By James E Ryan on May 9, 2016 4:04 PM
Article originally appeared in "Education Week"

Anecdotal evidence suggests, and surveys strongly confirm, that most high school kids, in most schools, spend a great deal of their time in school feeling bored.  The potential causes of in-school boredom are legion and intertwined:  adolescence, and the real and feigned ennui that attends this developmental stage; mobile phones and the infinite competing distractions they contain; some topics that are hard to make interesting; pressure to cover material quickly; and some teachers who are a bit on the dry side.  There are also, importantly, exceptions as well as variations.  As I remember well, some classes and teachers capture the attention and passion of students.   And what some students find interesting, others find boring. 
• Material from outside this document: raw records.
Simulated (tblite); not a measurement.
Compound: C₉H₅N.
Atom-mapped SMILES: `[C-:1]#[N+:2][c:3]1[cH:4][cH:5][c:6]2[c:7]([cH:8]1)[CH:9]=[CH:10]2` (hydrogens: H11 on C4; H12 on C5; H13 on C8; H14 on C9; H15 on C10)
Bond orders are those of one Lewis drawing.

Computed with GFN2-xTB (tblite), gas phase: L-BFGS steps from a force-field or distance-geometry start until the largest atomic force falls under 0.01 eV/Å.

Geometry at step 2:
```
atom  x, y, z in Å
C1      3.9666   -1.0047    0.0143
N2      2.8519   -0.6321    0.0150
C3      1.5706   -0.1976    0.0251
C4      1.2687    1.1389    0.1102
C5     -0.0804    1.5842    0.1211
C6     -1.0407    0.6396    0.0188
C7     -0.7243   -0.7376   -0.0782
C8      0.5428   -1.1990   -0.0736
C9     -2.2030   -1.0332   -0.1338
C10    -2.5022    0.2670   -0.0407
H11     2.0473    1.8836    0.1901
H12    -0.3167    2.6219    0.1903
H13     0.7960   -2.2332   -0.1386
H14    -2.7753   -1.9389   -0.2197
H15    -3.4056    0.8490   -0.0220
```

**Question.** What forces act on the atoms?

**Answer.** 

For a long time I was blasé about boredom.  Like most parents, I regularly ask my kids about their days in school.  When they responded that it was boring, which happened with increased frequency as they aged, I poked around for some brighter news but mostly shrugged my shoulders.  I knew that they generally liked school, and I expected that high school would be at least somewhat boring.  So I routinely told my older boys to do their work, that work was not always interesting, and that what seemed boring at first might eventually become interesting.  They rolled their eyes, as if to say:  you don't get it.  They also regularly told their 9-year old sister, who still thoroughly enjoyed school: "Just wait."